Senate’s Tax Bill Would Raise Taxes on Stock Sales

Capital gains have long been a controversy when it comes to taxes.  Many high net worth individuals use capital gains to make the majority of their money. Because the tax rate on gains from stock sales are much lower than taxes on personal income, this is one of the chief ways wealthy taxpayers avoid paying higher tax rates.

That’s why many groups complain that capital gains need to be taxed at a higher rate. Republicans have never been in favor of this kind of proposal. That’s why it’s quite surprising to see such legislation in the Senate’s tax bill proposal.

To be clear, they haven’t proposed raising the tax rate, but they have added a provision that would increase taxes on many investors, and add an estimated additional $2.7 billion over 10 years to the U.S. Treasury.

The provision would eliminate the “specific identification method” currently in place that allows investors to sale shares that were purchased on a specific date.  That means investors would be forced to sell their oldest shares first, which usually bring in higher capital gains.

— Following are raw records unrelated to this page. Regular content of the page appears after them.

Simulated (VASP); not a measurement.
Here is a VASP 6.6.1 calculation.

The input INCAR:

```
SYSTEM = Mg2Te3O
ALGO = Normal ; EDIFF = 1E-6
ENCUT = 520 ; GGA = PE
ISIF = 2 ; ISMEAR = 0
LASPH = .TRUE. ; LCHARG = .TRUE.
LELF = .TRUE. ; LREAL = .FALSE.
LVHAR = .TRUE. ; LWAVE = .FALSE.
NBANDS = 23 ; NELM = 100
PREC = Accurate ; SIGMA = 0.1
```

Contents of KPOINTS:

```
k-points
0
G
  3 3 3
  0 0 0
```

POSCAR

So, while the proposal is not technically a tax rate hike, it could definitely lead to investors paying more in taxes on their capital gains. This is not lost on the president and CEO of the Investment Company Institute, Paul Schott Stevens who said: “It would increase significantly the amount of taxable distributions made to investors every year and tie the hands of fund managers as they pursue investment strategies on behalf of savers.”